Abbreviations: EPIC, Erosion Productivity Impact Calculator • RAPS, Resource and Agricultural Policy System • CC, continuous corn • CS, corn–soybean • CA, continuous alfalfa • SCS, Soil Conservation Service • CN2, curve number • CRP, Conservation Reserve Program • EF, modeling efficiency

	INTRODUCTION

TOP NOTES ABSTRACT INTRODUCTION SITE DESCRIPTION AND INPUT... SIMULATION METHODOLOGY RESULTS AND DISCUSSION CONCLUSIONS REFERENCES

 
PRESSURE is growing worldwide to adopt agricultural cropping and management systems that ensure a safe food supply but avoid negative environmental externalities. As a result of this paradigm shift, agricultural policy makers and other decision makers are faced with an increasing need for timely information that can address these concerns. Research results from long-term field and monitoring studies, and applications of simulation models, are both playing key roles in supporting this need. An important contribution of simulation modeling is the ability to evaluate a variety of agricultural policy and management scenarios for many combinations of soils, landscapes, climates, and crops. This is especially useful in the context of integrated modeling systems, which can provide both economic and environmental indicators in response to potential changes in agricultural policies.

One tool that has been widely used for agricultural policy analyses is the Erosion Productivity Impact Calculator (EPIC) model (Williams, 1990; Williams, 1995) which consists of the following nine components: weather, hydrology, erosion, nutrients, soil temperature, plant growth, plant environment control, tillage, and crop budgets (costs and returns). EPIC was originally developed to assess the long-term impacts of erosion upon soil productivity. However, more recent versions of EPIC have also been used to estimate nutrient losses from fertilizer and manure applications (Edwards et al., 1994; Phillips et al., 1993), climate change impacts on crop yield and soil erosion (Favis-Mortlock et al., 1991; Brown and Rosenberg, 1999), edge-of-field leaching and runoff losses from simulated pesticide applications (Williams et al., 1992), and soil C sequestration as a function of cropping and management systems (Lee and Phillips, 1993).

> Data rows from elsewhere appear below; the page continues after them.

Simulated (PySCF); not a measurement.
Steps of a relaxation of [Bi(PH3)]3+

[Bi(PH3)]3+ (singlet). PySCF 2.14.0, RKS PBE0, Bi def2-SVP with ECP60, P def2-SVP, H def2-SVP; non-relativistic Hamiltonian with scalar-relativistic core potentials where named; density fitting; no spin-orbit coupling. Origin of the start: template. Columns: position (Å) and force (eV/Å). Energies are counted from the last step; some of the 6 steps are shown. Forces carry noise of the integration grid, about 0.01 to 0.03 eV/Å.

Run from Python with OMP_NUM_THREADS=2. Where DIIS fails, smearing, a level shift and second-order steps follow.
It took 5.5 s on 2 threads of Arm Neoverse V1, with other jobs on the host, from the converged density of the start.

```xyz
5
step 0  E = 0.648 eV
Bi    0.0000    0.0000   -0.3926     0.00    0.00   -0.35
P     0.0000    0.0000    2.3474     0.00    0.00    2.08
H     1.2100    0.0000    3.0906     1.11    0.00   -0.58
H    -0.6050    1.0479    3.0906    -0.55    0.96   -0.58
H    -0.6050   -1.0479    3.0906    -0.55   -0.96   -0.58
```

EPIC has been adopted within the Resources and Agricultural Policy System (RAPS), an integrated modeling system designed to evaluate the economic and environmental impacts of agricultural policies for the north central USA (Babcock et al., 1997; Wu and Babcock, 1999). The primary use of EPIC within RAPS is to provide N loss, soil erosion, and crop production indicators in response to variations in tillage treatment and crop rotation. Testing and validation of EPIC using measured data obtained at specific sites is a key component of applying EPIC within RAPS; previous validation results at a site in southwest Iowa are described by Chung et al. (1999). The goal of this testing is to improve the accuracy of the environmental indicators estimated by the model for as many combinations of cropping and management systems, soil, climate, and landscape conditions as possible that exist within the RAPS study region (Gassman et al., 1998).

The objective of this study is to evaluate the performance and reliability of EPIC version 5300 in predicting both long-term (annual and annual mean) and short-term (monthly) subsurface drain flow (tile flow) and nitrate N (NO₃–N) loss in tile flow with measured data. Long-term results of predicting residual NO₃–N in the soil profile, crop N uptake, and crop yield are also evaluated.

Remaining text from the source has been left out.